Like rodents getting into seemingly impenetrable buildings, colloquialisms have a way of sneaking into many pieces of otherwise respectable writing. Among the most common is the phrase “try and . . .” as in “Try and start the car” or “Try and win the game.”

Any middle-school English teacher would become justifiably livid at these sentences, which should be properly rendered as “Try to start the car” and “Try to win the game.” Commonly used throughout the English-speaking world, in both written and spoken communication, “try and” is a hard habit to break, primarily because it occupies a bit of gray area. The addition of a comma, as in “Try, and win the game” makes the sentence perfectly grammatical. Inserting a period (sometimes called a full stop) does something similar, as in “Try. Start the car.” 

These gray-area examples are statistical outliers—the phrase “try and” is almost entirely used in place of “try to,” and so often that editors often don’t notice, or more likely, don’t consider it important enough to change. That’s a pity, because “try to” is still the proper expression. Try, and avoid writing “try and.”
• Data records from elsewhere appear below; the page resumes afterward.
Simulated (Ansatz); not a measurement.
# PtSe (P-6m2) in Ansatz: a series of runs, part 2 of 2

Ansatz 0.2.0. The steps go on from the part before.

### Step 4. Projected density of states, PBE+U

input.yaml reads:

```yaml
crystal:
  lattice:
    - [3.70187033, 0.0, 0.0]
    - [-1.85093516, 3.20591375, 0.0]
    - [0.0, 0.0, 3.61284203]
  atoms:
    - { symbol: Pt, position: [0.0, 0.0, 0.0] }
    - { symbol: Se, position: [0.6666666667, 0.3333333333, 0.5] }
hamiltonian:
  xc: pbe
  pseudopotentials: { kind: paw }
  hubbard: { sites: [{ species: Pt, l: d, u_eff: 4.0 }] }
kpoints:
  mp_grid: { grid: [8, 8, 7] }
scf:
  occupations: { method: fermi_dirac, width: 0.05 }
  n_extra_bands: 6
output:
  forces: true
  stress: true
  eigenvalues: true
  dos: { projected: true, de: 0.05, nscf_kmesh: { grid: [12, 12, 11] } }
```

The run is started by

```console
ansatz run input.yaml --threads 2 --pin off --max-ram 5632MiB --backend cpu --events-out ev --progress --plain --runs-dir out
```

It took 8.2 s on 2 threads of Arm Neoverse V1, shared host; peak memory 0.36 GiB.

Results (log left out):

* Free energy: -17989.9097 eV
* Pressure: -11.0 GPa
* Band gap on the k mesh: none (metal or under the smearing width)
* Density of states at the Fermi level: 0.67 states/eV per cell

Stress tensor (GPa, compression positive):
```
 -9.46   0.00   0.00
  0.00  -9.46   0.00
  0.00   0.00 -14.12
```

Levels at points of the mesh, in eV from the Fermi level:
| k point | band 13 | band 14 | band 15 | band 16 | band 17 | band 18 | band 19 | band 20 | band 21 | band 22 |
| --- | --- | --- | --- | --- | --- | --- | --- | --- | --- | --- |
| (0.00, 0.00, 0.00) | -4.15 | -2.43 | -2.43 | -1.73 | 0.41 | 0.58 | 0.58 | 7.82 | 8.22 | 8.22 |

Another common glitch is interchanging “in to” with “into”—a mistake all too easy to make and one all too easy for proofreaders and editors to miss. Here’s a snippet of a news report about a pending case in the US Supreme Court. We won’t name the guilty party, but it’s one who most definitely should have known better:” . . . it comes as the former president is still bitter that the Supreme Court did not step into reverse election results . . .”  

Do you see what’s wrong? As written, “reverse election results” becomes a noun phrase, like “a mound of cattle manure,” that the Supreme Court avoiding stepping in. What the heck are “reverse results?”  All would be well had the writer simply hit the space bar so that SCOTUS “did not step in to reverse election results.”  This way, “to reverse” is a properly rendered infinitive, acting on “election results.” Problem solved.

This same news report also includes the following: “In court papers, they make clear that the case is forward looking—not meant to impact the last election but future challenges going forward.” Wow! “Forward looking,” “future challenges,” and “going forward”—all in one sentence.

How much redundancy can one sentence bear? “Future challenges” are by definition “going forward,” and a case examining ramifications for future elections is by definition “forward looking.” This offending string of verbiage should have been chopped to: “ . . . the case is not meant to impact the last election, but future challenges.” Even better: ” . . . the case applies only to future challenges, not the last election.”

As has been said in many other contexts, less is more.